Sydney telco AusBBS is claiming to be the first in the Australian market to offer customers new retail fibre-to-the-basement network products supplied wholesale by TPG's subsidiary AAPT.
Written by Leon Spencer, Contributor

Sydney-based telco AusBBS is moving early to get its customers onto TPG's fibre-to-the-basement (FttB) network, with the company claiming to be the first in the market to offer a new retail product supplied by the wholesale business of TPG's subsidiary AAPT.

AusBBS announced on March 16 that it has begun connecting its customers to AAPT Wholesale's FttB network with the offering of two plans: Unlimited data for AU$59.95 per month, or unlimited data and unlimited local and STD calls for AU$69.95.

The Bondi Junction-headquartered company's CEO Rob Appel said that he believes AusBBS is the first independent ISP to release TPG FttB retail products. TPG temporarily withdrew its FttB product from sale in January in order to accommodate changes required to meet a new direction from Communications Minister Malcolm Turnbull to provide a wholesale product over the rising alternative to the National Broadband Network (NBN). It then moved to make it available for wholesale through AAPT.

"We wanted to get to market quickly with this product," Appel told ZDNet. "We've been waiting for it to become available through AAPT for quite a while. As the industry politics has played out, we've been preparing.

"We're a newer company, and we're able to move pretty quickly. And it's always good to get it to market early," he said.

In September last year, TPG began connecting some of the 500,000 apartments it plans to roll out its FttB services to in Australian capital cities, after acquiring a substantial number of fibre backbone networks from its AAPT purchase in late 2013.

However, in December last year, Turnbull said that he would move to create a carrier licence condition that companies operating such networks must have separate wholesale and retail arms in order to avoid companies undermining the cross-subsidised business model for the NBN.

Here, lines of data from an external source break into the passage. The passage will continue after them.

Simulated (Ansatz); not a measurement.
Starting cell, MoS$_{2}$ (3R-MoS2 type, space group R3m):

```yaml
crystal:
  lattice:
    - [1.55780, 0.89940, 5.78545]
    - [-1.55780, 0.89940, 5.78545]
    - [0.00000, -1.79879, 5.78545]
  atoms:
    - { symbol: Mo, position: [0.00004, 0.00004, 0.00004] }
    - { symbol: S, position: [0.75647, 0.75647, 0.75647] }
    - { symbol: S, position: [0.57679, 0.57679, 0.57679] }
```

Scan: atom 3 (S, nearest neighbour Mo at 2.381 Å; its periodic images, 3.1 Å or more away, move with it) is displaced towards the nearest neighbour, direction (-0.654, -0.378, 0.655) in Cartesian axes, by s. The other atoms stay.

AusBBS also claims to have been the first Australian ISP to offer households high-speed unlimited NBN plans.

Appel said that the company has already seen a rapid uptake of new products, and is positioning itself to make the most of Australia's broadband infrastructure as it is rolled out across the country.

"We're running at full capacity for a small team," he said. "We've got 10 people on staff now, and we're very, very busy. For us, it's a matter of keeping the resource level just right for managing the opportunity.

"We've positioned ourselves to get the brand out there, ready for when the NBN really gets up and running," he said.